While all modern kernels (and I do mean _all_ of them -- this syscall
was added in 2.6.10 before git had begun development!) have support for
this syscall, LXC has a default seccomp profile that returns ENOSYS for
this syscall. For most syscalls this would be a deal-breaker, and our
use of session keyrings is security-based there are a few mitigating
factors that make this change not-completely-insane:
* We already have a flag that disables the use of session keyrings
(for older kernels that had system-wide keyring limits and so
on). So disabling it is not a new idea.
* While the primary justification of using session keys *is*
security-based, it's more of a security-by-obscurity protection.
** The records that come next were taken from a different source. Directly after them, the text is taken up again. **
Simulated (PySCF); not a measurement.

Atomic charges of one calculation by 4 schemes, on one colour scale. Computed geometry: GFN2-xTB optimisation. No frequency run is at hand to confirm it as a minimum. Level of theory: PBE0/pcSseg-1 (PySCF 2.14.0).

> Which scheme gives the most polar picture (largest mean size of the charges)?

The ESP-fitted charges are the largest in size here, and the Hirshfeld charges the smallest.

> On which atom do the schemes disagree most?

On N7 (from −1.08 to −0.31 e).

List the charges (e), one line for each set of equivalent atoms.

The main defense keyrings have is VFS credentials -- which is
something that users already have better security tools for
(setuid(2) and user namespaces).
* Given the security justification you might argue that we
shouldn't silently ignore this. However, the only way for the
kernel to return -ENOSYS is either being ridiculously old (at
which point we wouldn't work anyway) or that there is a seccomp
profile in place blocking it.
Given that the seccomp profile (if malicious) could very easily
just return 0 or a silly return code (or something even more
clever with seccomp-bpf) and trick us without this patch, there
isn't much of a significant change in how much seccomp can trick
us with or without this patch.
Given all of that over-analysis, I'm pretty convinced there isn't a
security problem in this very specific case and it will help out the
ChromeOS folks by allowing Docker to run inside their LXC container
setup. I'd be happy to be proven wrong.
Ref: https://bugs.chromium.org/p/chromium/issues/detail?id=860565
Signed-off-by: Aleksa Sarai <asarai@suse.de>